Transit Note #36

Network Interface

Implementation Notes

Andre DeHon

Original Issue: January 1991

Last Updated: Mon Nov 8 14:52:15 EST 1993

Overview

This document is a serious of notes on the implementation of the network interface component.

Node Clocking

Basic Configuration

The network interface receives its primary clock, NCLK, from the network. NCLK is the same clock seen by the RN1 routing components composing the network. This clock is used for all FSMs and most registers inside of the network interface. NCLK is divided by 2 in frequency and provided as a 5V CMOS level signal to the node. The node then buffers this clock and feeds versions of it to all parts requiring clock. An instance of the buffered node clock is fed back into the network interface. This input NODE_CLK is what the network interface actually uses on all registers which communicate directly with the node. This scheme allows a bounded amount of skew between NCLK and NODE_CLK while keeping the frequencies of the clocks closely coupled. Figure shows this clock arrangement. See (tn37) for a more global description of the MBTA clocking strategy.

Phase Relationships

Figure shows the phase delays between the various clock signals shown in Figure . This diagram underscores the point that there will be a non-trivial phase difference between NCLK and NODE_CLK. Table shows names the timing parameters used throughout this description.

Bridging between Clocks

Since the network interface runs on two distinct clocks, care must be taken in communicating between portions of the design clocked on different clocks. Figure shows the configuration for synchronizing signals between the two clocks. All network interface flip-flops, except for those communicating directly with the node, are clocked with NCLK. Those communicating with the node are clocked with NODE_CLK. We synchronize control signals from the FSMs to flip-flops running from the NODE_CLK by using a single D flip-flop clocked by NCLK. This strategy has the effect of holding all control singals past the end of an NCLK cycle so they are valid at the end of the corresponding NODE_CLK cycle.

Bounds on Clock Skew

This strategy puts a few constraints on the skew between NCLK and NODE_CLK. First, the control signals clocked into the synchronizing D flip-flop must be valid on the output of the D flip-flop prior to the rising edge of NODE_CLK. This requires that the phase difference be at least as large as the time for data to settle on the flip-flop outputs following a rising clock edge ().

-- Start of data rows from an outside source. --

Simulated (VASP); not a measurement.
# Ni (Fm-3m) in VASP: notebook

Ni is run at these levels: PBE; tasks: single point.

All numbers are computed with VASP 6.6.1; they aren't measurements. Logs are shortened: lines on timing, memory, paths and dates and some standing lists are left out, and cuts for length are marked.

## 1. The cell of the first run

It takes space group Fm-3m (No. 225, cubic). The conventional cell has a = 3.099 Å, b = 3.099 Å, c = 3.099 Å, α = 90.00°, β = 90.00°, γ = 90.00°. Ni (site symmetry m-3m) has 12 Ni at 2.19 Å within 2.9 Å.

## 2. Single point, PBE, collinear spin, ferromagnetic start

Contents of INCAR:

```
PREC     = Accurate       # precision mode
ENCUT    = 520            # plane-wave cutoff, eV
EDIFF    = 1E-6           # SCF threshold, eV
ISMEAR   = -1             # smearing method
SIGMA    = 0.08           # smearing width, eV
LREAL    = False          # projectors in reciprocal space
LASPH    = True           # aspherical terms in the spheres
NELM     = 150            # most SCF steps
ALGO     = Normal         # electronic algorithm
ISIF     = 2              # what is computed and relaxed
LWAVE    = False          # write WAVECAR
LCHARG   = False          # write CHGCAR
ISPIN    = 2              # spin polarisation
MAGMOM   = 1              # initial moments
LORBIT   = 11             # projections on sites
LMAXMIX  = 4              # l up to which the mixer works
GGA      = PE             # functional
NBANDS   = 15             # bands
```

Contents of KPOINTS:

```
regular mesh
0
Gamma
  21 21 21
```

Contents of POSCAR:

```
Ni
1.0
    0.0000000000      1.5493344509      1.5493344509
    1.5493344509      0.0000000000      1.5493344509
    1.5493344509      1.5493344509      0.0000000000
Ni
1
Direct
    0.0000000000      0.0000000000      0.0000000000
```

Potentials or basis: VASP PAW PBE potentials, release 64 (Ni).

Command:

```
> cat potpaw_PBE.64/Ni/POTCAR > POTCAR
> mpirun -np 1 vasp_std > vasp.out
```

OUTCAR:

Additionally, the rising edge of NODE_CLK must occur sufficiently before the next rising edge of NCLK to meet the hold times required for the control signal.

Clocking Discipline

With the synchronization strategy just described, we must still follow a discipline in providing data and control to these flip-flops.

Finite State Machines

This is currently, very out of date. -- 8/17/93 -- andre

Three FSMs control the flow of data through the network interface component. The proc-io FSM handles read and write operations directly from the node processor to the network interface. Node-out handles the task of writing out network data to the node memory in accordance with the node's bus discipline. The central FSM coordinates all activity between the node and network.

The cannonical source for these state machines currently resides in:

/home/ar/transit/mbta/ni/ucb/. All state machines are qualified with the extension .scm.

Proc-io FSM

This finite state machine recognizes bus transactions requiring the node's attention. As such it services all read and write operations performed to the network interface.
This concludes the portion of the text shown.